Grozny was famously indiscriminate, but I don't think its inhabitants were systematically targeted as such (despite war crimes there were no accusations of genocide, IIRC). We obviously saw widespread slaughter in Rwanda, Bosnia, and Nanjing, but as far as I'm aware not a systematic destruction of civilian infrastructure that resembled progressively erasing a city from the face of the earth.
The firebombing of Dresden and the use of atomic weapons against Hiroshima and Nagasaki feel like candidates in terms of the scale of devastation, but they weren't carried out by an occupying force.
Are there other examples from WWII or WWI that might fit the criteria or do we have to go back farther? Under what circumstances might this have happened?
To put it another way, I can think of examples of:
*"I want to conquer this city, so I'll put it under siege and starve the inhabitants until I can breach the walls";
*"I want to punish my enemy and scare people, so I will raze this city to the ground"; and
*"I occupy a city inhabited by a different group of people who I don't like, so I will kill or displace them and keep the physical infrastructure of the city for myself."

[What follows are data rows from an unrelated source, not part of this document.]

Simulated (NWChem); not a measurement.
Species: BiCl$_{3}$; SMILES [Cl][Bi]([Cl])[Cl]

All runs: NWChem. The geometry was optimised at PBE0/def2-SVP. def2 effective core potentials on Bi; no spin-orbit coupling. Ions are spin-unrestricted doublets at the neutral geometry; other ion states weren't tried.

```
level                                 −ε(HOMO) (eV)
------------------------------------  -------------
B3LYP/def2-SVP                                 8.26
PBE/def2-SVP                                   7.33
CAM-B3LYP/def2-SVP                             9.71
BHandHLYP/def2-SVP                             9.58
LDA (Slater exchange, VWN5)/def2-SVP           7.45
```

But I'm struggling to think of cases in which all of these have coincided (apparent effort to eliminate a group of people as such and also wipe a city off the face of the earth, by a power that already effectively occupies that city, controlling everything going in and out more than decade, able to strike anywhere in the city at will, able to force relocation of inhabitants without credible resistance, etc). On top of that, I’m struggling to imagine even why they would coincide, considering that you would presumably want to keep the buildings, if only to save yourself the work of building your own houses and libraries.
So to what extent are the circumstances Ive described historically unique vs commonplace? If not unique, are there any common threads linking the examples we have?